In summary, for the given conditions: (a) The reaction will shift to the left, as Q > K. (b) The system is at equilibrium, as Q = K. (c) The reaction will shift to the left, as Q > K.

Step-by-step solution

Write the reaction and equilibrium expression

The given reaction is: \[ \mathrm{H}_{2} \mathrm{O}(g)+\mathrm{Cl}_{2} \mathrm{O}(g) \rightleftharpoons 2 \mathrm{HOCl}(g) \] The equilibrium constant expression for this reaction is given by: \[ K = \frac{[\mathrm{HOCl}]^{2}}{[\mathrm{H}_{2}\mathrm{O}][\mathrm{Cl}_{2}\mathrm{O}]} \] Step 2: Set up the reaction quotient

Set up the reaction quotient

The reaction quotient, Q, is calculated using the same formula as K, but with initial concentrations instead of equilibrium concentrations. \[ Q = \frac{[\mathrm{HOCl}]^{2}}{[\mathrm{H}_{2}\mathrm{O}][\mathrm{Cl}_{2}\mathrm{O}]} \] Step 3: Calculate Q and compare to K

Calculate Q and compare to K

For each set of conditions (a, b, and c), we will calculate the initial concentrations, and then find Q to compare with K. a) A 1.0-L flask contains 1.0 mole of HOCI, 0.10 mole of \(\mathrm{Cl}_{2}\mathrm{O},\) and 0.10 mole of \(\mathrm{H}_{2}\mathrm{O}\) Initial concentrations: \[ [\mathrm{HOCl}] = \frac{1.0}{1.0} = 1.0 M \] \[ [\mathrm{Cl}_{2} \mathrm{O}] = \frac{0.10}{1.0} = 0.10 M \] \[ [\mathrm{H}_{2} \mathrm{O}] = \frac{0.10}{1.0} = 0.10 M \] Calculate Q: \[ Q = \frac{(1.0)^{2}}{(0.10)(0.10)} = 100 \] Since Q>K (0.0900), the reaction will shift to the left. b) A \(2.0-\) L flask contains 0.084 mole of HOCI, 0.080 mole of \(\mathrm{Cl}_{2}\mathrm{O},\) and 0.98 mole of \(\mathrm{H}_{2}\mathrm{O}\) Initial concentrations: \[ [\mathrm{HOCl}] = \frac{0.084}{2.0} = 0.042 M \] \[ [\mathrm{Cl}_{2} \mathrm{O}] = \frac{0.080}{2.0} = 0.040 M \] \[ [\mathrm{H}_{2} \mathrm{O}] = \frac{0.98}{2.0} = 0.49 M \] Calculate Q: \[ Q = \frac{(0.042)^{2}}{(0.49)(0.040)} = 0.0900 \] Since Q=K, this system is at equilibrium. c) A 3.0-L flask contains 0.25 mole of HOCI, 0.0010 mole of \(\mathrm{Cl}_{2}\mathrm{O},\) and 0.56 mole of \(\mathrm{H}_{2}\mathrm{O}\) Initial concentrations: \[ [\mathrm{HOCl}] = \frac{0.25}{3.0} = 0.0833 M \] \[ [\mathrm{Cl}_{2} \mathrm{O}] = \frac{0.0010}{3.0} = 0.000333 M \] \[ [\mathrm{H}_{2} \mathrm{O}] = \frac{0.56}{3.0} = 0.1867 M \] Calculate Q: \[ Q = \frac{(0.0833)^{2}}{(0.1867)(0.000333)} = 108.6 \] Since Q>K (0.0900), the reaction will shift to the left. In summary, for (a) and (c), the reactions will shift to the left while for (b), the system is at equilibrium.

Key concepts

Chemical Equilibrium

Understanding chemical equilibrium is fundamental to grasping how chemical reactions occur in nature. It represents a state in a reversible chemical reaction where the rate of the forward reaction equals the rate of the reverse reaction. This balance means that the concentrations of the reactants and products remain constant over time, not that the reactants and products are in equal concentration.

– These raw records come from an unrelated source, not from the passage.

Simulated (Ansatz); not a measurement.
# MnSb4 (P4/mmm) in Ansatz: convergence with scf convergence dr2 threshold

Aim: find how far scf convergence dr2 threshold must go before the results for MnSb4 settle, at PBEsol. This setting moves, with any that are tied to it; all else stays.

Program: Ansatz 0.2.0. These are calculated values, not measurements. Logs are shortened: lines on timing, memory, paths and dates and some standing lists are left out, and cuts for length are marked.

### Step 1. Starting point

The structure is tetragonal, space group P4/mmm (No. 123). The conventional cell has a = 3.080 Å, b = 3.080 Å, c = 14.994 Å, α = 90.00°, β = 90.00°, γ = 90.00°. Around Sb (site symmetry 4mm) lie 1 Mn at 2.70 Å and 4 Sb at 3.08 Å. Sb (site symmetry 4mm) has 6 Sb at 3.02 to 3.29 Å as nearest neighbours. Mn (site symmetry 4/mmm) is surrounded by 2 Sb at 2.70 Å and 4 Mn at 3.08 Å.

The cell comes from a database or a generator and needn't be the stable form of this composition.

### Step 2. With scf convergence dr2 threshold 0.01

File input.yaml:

For the reaction $$\mathrm{H}_{2} \mathrm{O}(g) + \mathrm{Cl}_{2} \mathrm{O}(g) \rightleftharpoons 2 \mathrm{HOCl}(g),$$The equilibrium state would be achieved when the decomposition of water and dichlorine monoxide into hypochlorous acid and the formation of water and dichlorine monoxide from hypochlorous acid happen at the same rate. The equilibrium constant (K) for this reaction is 0.0900 at 25°C, indicating the ratio of product concentrations to reactant concentrations at equilibrium.

Reaction Quotient (Q)

The reaction quotient (Q) is a measure that tells us whether a reaction at a given set of conditions is at equilibrium, and if not, in which direction it will proceed to reach equilibrium. Q is calculated using the same general formula as the equilibrium constant (K), but with initial concentrations rather than equilibrium concentrations.

For example, in part (a) of our problem, Q is calculated as:$$Q = \frac{[\mathrm{HOCl}]^{2}}{[\mathrm{H}_{2}\mathrm{O}][\mathrm{Cl}_{2}\mathrm{O}]}$$With the initial concentrations resulting in $$Q = \frac{(1.0)^{2}}{(0.10)(0.10)} = 100$$which is greater than K. This indicates that the reaction is not at equilibrium and will shift to the left (towards the reactants) to reach equilibrium.

For part (b), the calculated Q is equal to K, pointing to the fact that the system is already at equilibrium, and no shift in the direction of the reaction is required.

Le Chatelier's Principle

Le Chatelier's Principle offers insight into how a system at equilibrium responds to a disturbance or change in conditions. According to this principle, if an external change is imposed on a system at equilibrium, the system will adjust itself to counteract that change and re-establish equilibrium.

In the context of our exercise, if the system for reaction (a) or (c), where Q > K, experiences an increase in the concentration of reactants, the system would respond by shifting the equilibrium position to form more products until K and Q are equal again. Likewise, if there were a decrease in the concentration of products, the reaction would shift to produce more products. This self-adjusting behavior showcases the dynamic nature of chemical equilibrium and allows us to predict the direction of the reaction under various stressors, be it changes in concentration, temperature, or pressure.